On the Art (& Gift) of Beginning Again

"Self consciousness is the enemy of all art, be it acting, writing, painting, or living itself, which is the greatest art of all."

~ Ray Bradbury

I am sitting here, sweating like some animal that actually sweats a lot (which would not be a pig, contrary to popular idiom), having mostly gracelessly and artlessly gotten through a 30 minute yoga video that kicked my ass. And good.


I didn't always look like such a rank amateur doing yoga (not that I've ever looked remotely expert at it, either), but I note that because there's the fear of feeling a fool beginning something altogether new where you can find some comfort and excuse in your complete unfamiliarity with it, and then there's the stranger discomfort of feeling a fool being unable to pick something up where you left off with it.

Both are based in a useless kind of ego and vanity, but there's an extra layer of self-consciousness to peel back when returning to a thing you were supposedly better at once upon a time. It stings just a little more to think of the wasted progress on which you could have chosen to build then but didn't for any number of reasons.

But as you're weeble-wobbling through Warrior III pose and possibly also using your kid's IKEA Duktig kitchen for balance every half second, looking at yourself from the outside in through that self-conscious lens that only you and your fragile ego possess, it occurs to you that

a. There is literally no one else in the room to see you - this is how ridiculous you are even imagining that anyone else but you can see how silly you look right now.

b. Even if they were they'd probably be too busy breathing to think about your crappy Warrior pose.

c. Did you really expect after all these years of atrophy that your beloved squish was just going to whip itself back into perfect strength and balance? I mean, how entitled of you to think you wouldn't have to be a beginner again, Shinae.

Before you can begin again, you have to be willing to be a beginner again.

So you spend about 30 seconds (which feels much longer) indulging your ego as it steps outside of you to laugh at your failure in progress, actually laughing out loud with it, until you realize that it doesn't get any better - YOU can't get any better - until you stop laughing at yourself, start recognizing your current limitations so you can exceed them, decide to cut yourself a break from the self-judgment, and get back to the work of beginning again.
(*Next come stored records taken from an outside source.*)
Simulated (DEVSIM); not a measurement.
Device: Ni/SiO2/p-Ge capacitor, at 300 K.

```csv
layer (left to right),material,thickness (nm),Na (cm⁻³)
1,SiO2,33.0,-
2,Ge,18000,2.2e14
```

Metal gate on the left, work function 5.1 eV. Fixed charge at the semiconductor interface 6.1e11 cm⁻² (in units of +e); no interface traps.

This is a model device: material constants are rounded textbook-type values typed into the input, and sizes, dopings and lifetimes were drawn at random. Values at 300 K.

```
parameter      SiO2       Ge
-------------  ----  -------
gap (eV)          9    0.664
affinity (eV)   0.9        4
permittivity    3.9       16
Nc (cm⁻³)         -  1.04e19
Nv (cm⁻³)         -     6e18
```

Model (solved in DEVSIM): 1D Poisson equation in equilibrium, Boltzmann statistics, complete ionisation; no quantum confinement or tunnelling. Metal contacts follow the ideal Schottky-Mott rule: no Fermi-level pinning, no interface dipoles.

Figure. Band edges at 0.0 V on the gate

And you lower that back leg in humility because you accept it's not ready to be up there again... yet. Sometimes you even set that back foot down altogether for a few seconds and show your quivering, out of practice, readily collapsible squish a little kindness. This whole pose is touch and go for you the whole time, but you keep trying until it's time to try something else.

At this point, your whole body's a quaking mess of Ruby Red-Mango Margarita flavored Jell-O because a) you are what you ate last night and b) you are THAT much of a beginner right now.

But you figure it's better to get through the rest of the video doing what that gal on the right is doing than to sit through the rest of the video thinking you used to be able to do what that gal on the left is doing.

And before you know it, you're getting to take some deep, delicious, rewarding breaths in a head down Pigeon pose and feeling less a rebeginner than you did 30 minutes ago.

AAAHHHHHHH. :)))))

How wonderful to push through the limitations of our self-consciousness into such a beautiful feeling and remembrance. (And if you've ever practiced yoga, you know how beautiful a feeling it is.)

How wonderful that we can choose to give ourselves the gift of artful living by allowing ourselves to begin again.